Nicolas Colsaerts earned his second career victory on the European tour.
Andrew Redington / Getty Images
By Paul Mahoney
Sunday, May 20, 2012

CASARES, Spain – Famous Belgians: King Charlemagne, founder of the Holy Roman Empire; George Remi, aka Herge, creator of “Tintin”; Rubens and Magritte, painters; Eddie Merckx, champion cyclist; and Georges Lemaître, the astronomer who invented the Big Bang Theory.
It may be premature to add Nicolas Colsaerts to that list, but the 29-year-old Belgian has his own Big Bang Theory: whack it with a driver into the middle of next week. It was enough to grind down Northern Ireland’s Graeme McDowell in a 1-up  win at the Volvo World Match Play and take home the $900,000 first prize.

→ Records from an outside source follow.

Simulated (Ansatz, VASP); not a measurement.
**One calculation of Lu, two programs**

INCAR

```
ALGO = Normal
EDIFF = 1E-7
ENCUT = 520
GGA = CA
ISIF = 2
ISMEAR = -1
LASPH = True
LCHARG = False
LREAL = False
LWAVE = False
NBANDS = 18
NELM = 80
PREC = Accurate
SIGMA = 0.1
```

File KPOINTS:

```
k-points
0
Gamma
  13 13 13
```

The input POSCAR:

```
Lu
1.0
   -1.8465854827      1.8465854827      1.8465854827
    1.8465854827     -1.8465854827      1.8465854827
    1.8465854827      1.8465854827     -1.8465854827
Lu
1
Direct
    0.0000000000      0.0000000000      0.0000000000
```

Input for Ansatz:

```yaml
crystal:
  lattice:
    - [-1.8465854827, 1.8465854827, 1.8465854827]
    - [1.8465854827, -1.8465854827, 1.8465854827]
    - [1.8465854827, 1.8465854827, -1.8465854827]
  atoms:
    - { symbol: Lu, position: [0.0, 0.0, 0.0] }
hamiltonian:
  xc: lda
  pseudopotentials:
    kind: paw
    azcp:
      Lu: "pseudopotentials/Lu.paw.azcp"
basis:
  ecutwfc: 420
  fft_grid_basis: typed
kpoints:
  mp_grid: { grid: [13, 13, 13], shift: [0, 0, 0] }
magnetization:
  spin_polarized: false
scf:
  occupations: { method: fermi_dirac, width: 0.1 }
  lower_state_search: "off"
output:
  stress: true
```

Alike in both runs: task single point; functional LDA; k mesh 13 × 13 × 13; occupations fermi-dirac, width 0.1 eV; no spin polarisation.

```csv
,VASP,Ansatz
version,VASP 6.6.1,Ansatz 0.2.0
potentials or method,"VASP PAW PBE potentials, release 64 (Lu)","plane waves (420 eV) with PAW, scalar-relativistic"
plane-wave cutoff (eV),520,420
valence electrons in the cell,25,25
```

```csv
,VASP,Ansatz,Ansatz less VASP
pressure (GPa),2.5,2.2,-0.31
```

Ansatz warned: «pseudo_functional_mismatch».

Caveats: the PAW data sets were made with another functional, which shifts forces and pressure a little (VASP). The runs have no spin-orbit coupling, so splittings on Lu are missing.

The biggest victory of his career (he won for the first time in China last year) moves him just outside the top 30 in the World Ranking. It’s his seventh top 10 in 11 events this season,  and  he is now a contender to become the first Belgian to play in the Ryder Cup. He comes from fine sporting stock, too. His great grandfather represented Belgium in basketball and water polo at the 1920 Olympic Games.
“It’s always been my dream to play in the Ryder Cup,” Colsaerts said. “But there’s still a long way to go.”
Colsaerts and McDowell struggled with 30-mile-per-hour gusts, but oddly it was McDowell, raised on the windswept Irish links of Portrush, who had the tougher time coping with the elements.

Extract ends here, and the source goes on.